I am looking to implement robust regression in R for large data (n=~500,000). The two options that come up are lmrob
and rlm
. When I used lmrob, it gave me the following error:
Error in lmrob.S(x, y, control = control) :
Fast S large n strategy failed. Use control parameter 'fast.s.large.n = Inf'.

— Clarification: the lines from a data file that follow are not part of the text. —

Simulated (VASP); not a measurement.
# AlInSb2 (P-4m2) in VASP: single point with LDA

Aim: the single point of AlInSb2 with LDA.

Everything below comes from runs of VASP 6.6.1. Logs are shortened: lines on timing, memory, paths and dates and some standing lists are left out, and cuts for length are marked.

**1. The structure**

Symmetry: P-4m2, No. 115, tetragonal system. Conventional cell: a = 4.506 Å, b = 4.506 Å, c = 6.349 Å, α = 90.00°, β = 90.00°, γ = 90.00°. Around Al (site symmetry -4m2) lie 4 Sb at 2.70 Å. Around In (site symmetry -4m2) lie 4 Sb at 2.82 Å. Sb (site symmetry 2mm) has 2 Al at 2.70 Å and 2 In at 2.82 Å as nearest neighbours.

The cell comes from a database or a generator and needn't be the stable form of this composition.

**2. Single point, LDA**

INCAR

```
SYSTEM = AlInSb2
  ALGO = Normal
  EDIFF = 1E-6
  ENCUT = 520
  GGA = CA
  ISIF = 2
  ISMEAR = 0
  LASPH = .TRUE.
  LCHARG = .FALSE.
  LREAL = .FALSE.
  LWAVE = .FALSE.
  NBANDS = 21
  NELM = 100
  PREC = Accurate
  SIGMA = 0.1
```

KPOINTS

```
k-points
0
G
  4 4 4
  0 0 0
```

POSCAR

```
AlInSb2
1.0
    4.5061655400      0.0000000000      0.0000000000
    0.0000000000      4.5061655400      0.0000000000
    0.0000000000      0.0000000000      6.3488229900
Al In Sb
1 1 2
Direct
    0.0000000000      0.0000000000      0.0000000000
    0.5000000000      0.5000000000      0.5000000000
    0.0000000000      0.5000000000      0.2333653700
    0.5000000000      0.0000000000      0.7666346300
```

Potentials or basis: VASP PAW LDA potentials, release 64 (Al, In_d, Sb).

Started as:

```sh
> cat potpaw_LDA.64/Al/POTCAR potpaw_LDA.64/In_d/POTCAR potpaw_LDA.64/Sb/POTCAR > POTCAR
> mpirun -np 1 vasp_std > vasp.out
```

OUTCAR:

I changed the parameter fast.s.large.n
to Inf
. But after running for
4-5 hours, it ended with a warning:
Warning messages:
1: In lmrob.S(x, y, control = control) :
S refinements did not converge (to refine.tol=1e-07) in 200 (= k.max) steps
I switched to rlm
. Unfortunately, it gave an error as well:
Error in rlm.default(x, y, weights, method = method, wt.method = wt.method, :
'x' is singular: singular fits are not implemented in 'rlm'
I followed the suggestion on this forum to leave some categorical variables as characters in the data frame rather than converting to factor
. I re-ran rlm
and it completed within less than a minute.
I am not sure if the results of rlm
I obtained can be trusted. One, the rlm took a fraction of time that lmrob
took. Two, the categorical variables are left as characters, instead of factors.
Are lmrob
and rlm
this drastically different for the same purpose of robust regression?